Thursday, February 7, 2019

Short Take: Can The Harvard Cross Compromise Work?

At Minding the Campus, KC Johnson considers a proposal propounded by the Harvard Three.

Few academics have more credibility on Title IX issues than Harvard Law professors Jeannie Suk Gersen, Nancy Gertner, and Janet Halley. The Suk/Gertner/Halley comment criticized the proposed regulations on definitional questions, but strongly endorsed the need for the government to mandate a fair process for both sides.

Like KC, the Harvard Three have established their cred on the issue, rising censure for their failure to adhere to the Title IX orthodoxy. So what did they have to say about cross-examination at Title IX hearings?

The Harvard Law professors did urge the Education Department to mandate the Harvard Law School model rather than attorney-directed cross-examination. (Harvard Law ensures that both parties have lawyers, and then has the lawyers submit questions to the panel to be asked, with clear guidance that all questions will be asked in the order and format desired unless the questions are irrelevant.) If followed along the lines of Harvard Law, currently the nation’s fairest Title IX adjudication system, what the comment terms the “submitted questions” model would accomplish the department’s goal of providing the accused student with a meaningful chance to challenge the credibility of witnesses.

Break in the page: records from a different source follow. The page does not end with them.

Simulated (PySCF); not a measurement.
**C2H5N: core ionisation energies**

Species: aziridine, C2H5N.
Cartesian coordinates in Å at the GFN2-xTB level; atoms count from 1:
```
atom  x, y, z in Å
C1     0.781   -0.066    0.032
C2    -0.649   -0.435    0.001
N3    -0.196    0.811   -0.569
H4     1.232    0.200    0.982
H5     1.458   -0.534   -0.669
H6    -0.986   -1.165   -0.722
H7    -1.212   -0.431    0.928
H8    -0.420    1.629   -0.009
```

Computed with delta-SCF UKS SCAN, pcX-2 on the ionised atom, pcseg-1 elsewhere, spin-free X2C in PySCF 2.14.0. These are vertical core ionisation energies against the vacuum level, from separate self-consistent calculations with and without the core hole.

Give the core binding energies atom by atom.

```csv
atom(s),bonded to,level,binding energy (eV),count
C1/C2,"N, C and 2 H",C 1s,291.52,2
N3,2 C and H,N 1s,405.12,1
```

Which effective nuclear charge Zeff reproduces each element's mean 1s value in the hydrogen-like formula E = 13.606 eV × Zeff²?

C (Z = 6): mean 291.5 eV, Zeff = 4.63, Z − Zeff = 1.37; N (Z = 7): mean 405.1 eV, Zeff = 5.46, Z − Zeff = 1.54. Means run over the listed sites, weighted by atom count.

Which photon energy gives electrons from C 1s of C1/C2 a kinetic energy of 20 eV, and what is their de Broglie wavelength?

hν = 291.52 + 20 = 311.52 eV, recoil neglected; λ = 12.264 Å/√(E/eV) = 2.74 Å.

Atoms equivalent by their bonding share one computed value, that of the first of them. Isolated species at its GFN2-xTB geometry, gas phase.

Colleges have complained bitterly about the prospect of lawyers turning their fun and folksy hearings into courtroom battles, something they are ill-equipped to accommodate on almost any level. Whether this alternative is meant to address the inability of universities to manage a hearing that could ultimately destroy a male student’s life or to address the concern that cross will traumatize “survivors,” or put off those accusers whose claims can’t survive scrutiny, is unclear. But if it serves good purposes, does it matter?

Well, yes. Yes it does. First, this proposal arrives in the context of Harvard Law School, which has a few benefits that won’t be found at most other venues. The faculty will, at least to some extent, understand the concepts of relevance and materiality. Heck, some of them may even teach it. The advisor to the accused may even have some experience with law, assuming they get a lawprof rather than a student, who can guide the accused to present a cogent defense.

In other words, Harvard Law School has the benefit of being a law school, even if it’s still Harvard. But what about other colleges, undergrads, schools where the “judges” can quote Balzac but not Blackstone?

But even if every tribunal enjoyed the benefit of law professors doing the lifting, would the idea of submitting questions serve the goal of confrontation? This is where some trench experience comes in handy. Cross isn’t what one sees on television shows, but what happens on the fly in the courtroom.

It’s not merely approaching a witness with planned questions, as if they will collapse into tears and admit their flies. It’s surgical. It begins with a purpose to expose flaws, contradictions, maybe even lies, but it happens by starting down a path and then dissecting the responses to questions. No competent cross-examiner runs through a list of questions, but rather asks one question and then listens carefully to the answer, as it begets the next question. Each answer leads to the next question; to suggest that one can write a list of questions in advance and just run down the list is to either ignore the efficacy of cross or to deny it in the hope of circumventing the cries of trauma or institutional incompetence.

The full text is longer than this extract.